Also not in dispute is that since the ill-named “Arab Spring” emerged in Egypt, the gas deal with Israel has become, as Israeli commentator Boaz Bismuth notes,
one of the main issues with which to bash the old regime: Cairo is carrying out a broad investigation into the deal; Mubarak’s two sons as well as his high-ranking officials are being investigated in a huge corruption probe surrounding the deal; the people, many of whom are hungry and poor, read in the papers every day how Israel is responsible for the loss of millions of dollars in revenue, which have been “stolen” from the Egyptians.

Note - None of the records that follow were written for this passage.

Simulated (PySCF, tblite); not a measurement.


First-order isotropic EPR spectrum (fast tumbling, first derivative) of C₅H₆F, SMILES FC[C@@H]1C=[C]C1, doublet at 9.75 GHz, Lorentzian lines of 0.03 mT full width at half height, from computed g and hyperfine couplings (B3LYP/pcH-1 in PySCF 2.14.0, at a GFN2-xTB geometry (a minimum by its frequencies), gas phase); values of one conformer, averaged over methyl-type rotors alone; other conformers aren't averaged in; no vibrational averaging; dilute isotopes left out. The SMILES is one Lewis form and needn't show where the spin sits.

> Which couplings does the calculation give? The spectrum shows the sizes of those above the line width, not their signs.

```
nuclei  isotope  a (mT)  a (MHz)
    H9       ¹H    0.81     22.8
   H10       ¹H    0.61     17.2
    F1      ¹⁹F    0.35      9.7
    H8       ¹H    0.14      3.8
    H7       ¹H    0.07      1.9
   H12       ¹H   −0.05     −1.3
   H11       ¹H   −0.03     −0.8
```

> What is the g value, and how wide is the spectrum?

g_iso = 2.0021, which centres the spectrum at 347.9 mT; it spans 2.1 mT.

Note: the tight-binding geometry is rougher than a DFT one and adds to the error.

That use of Israel as the national whipping-boy, it should be noted, is not an innovation of the new, “Arab Spring” Egypt; it occurred under the Mubarak regime—peace treaty and all—as well. But with Egypt’s presidential elections scheduled for May and June and the Islamists angling for an ever-greater share of power, there is a real danger of Israel- and Jew-hatred turning from a national sport and emotional outlet into something more tangibly dangerous.
The U.S. Congress, aware of such danger, has made warnings that continued U.S. military aid to Egypt—now at $1.3 billion annually—depends on upholding the peace treaty. One outcome of that treaty is that Egypt became a U.S. client state, its armed forces equipped with top-of-the-line U.S.-manufactured planes, tanks, and missiles. It makes little sense to keep strengthening an Egypt that reduces the U.S.-brokered treaty to a laughingstock. The gas cutoff—whoever, in the now-chaotic polity, is behind it—is another step in that direction.